An independent audit of workplace defined contribution (DC) insurance products is set to examine the appropriateness of charging structures that are above a cap set by the UK government.

It was originally expected to audit only workplace DC products set up before 2001, after an investigation from the Office of Fair Trading (OFT), a former competition watchdog, highlighted fees in these schemes as a concern.

However, the committee said it had decided to use the charge cap as a baseline and audit all schemes above this limit, alongside those in its initial remit.

This is despite the government’s charge cap only covering auto-enrolment default schemes and not any of schemes within the audit’s initial remit.

“We have considered the implications of the charge cap proposed by the Department for Work & Pensions (DWP) for the scope of the audit,” the committee said.

“We have decided to include in the audit those schemes with charges above the cap. These are schemes that only have an annual member charge (AMC), and all member borne charges are between 0.75% and 1%.”

The new scope will now audit all DC workplace schemes set up before 5 April 2001 and schemes set up after this where member-borne charges, excluding transaction costs, exceed 1%.

It will also audit schemes that use combination charges, or more than one basic charge, regardless of when these schemes were set up.

Pensions minister Steve Webb introduced a 0.75% cap on charges for all default funds used for auto-enrolment to come into effect next April.

This includes schemes using all-inclusive fees, but excludes transaction costs while the government consults on the most appropriate method to include this.

However, while the cap only tackled high-charges for auto-enrolment schemes, a study from the OFT, published last year, found a legacy of high charges and poor returns within insurance products set up before 2001.

As a result, the OFT recommended these legacy schemes be audited as a better option to imposing a charge cap – which would affect some products such as guaranteed annuities.

The OFT did not propose any charge caps, warning of unintended consequences.

However, the government went against its advice is response to auto-enrolment funds.

Carol Sergeant, who chairs the board responsible for the audit, said the final report would be published at the end of 2014.

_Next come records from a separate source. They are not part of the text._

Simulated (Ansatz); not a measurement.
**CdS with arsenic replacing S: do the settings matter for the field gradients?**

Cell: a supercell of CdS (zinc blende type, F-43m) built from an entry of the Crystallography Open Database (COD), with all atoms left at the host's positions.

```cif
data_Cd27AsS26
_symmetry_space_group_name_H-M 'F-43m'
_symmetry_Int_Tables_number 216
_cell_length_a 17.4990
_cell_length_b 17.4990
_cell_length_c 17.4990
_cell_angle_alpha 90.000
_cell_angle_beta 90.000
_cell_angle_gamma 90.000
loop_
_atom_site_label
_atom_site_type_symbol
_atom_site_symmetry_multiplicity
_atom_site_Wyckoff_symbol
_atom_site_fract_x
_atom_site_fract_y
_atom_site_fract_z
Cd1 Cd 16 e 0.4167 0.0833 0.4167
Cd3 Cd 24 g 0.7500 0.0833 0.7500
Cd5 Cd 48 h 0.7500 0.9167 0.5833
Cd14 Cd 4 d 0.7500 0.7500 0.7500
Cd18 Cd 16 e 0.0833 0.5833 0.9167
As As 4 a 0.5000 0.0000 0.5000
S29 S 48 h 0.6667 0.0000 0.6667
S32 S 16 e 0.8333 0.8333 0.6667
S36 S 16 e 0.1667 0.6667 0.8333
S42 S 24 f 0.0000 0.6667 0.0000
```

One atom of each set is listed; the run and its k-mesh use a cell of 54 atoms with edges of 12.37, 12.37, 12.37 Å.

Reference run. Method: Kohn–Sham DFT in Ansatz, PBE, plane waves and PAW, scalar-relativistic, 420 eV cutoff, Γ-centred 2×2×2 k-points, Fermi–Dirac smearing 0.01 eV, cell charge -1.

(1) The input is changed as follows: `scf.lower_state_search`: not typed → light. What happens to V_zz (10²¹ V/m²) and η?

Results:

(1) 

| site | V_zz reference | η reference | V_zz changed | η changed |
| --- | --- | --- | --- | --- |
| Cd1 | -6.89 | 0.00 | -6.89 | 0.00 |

“It will set out the charging structures of in-scope workplace pension schemes, as well as show the impact of these charging structures on different types of scheme members,” she said.

“It will also include any IPB recommendations for industry-level actions.”

Steve Webb added: “The OFT identified £30bn of savers’ money in pension schemes with charges at risk of being poor value for money.

“It is right the audit looks closely at these arrangements.

“It is important all schemes give savers the confidence they are acting in their best interest.”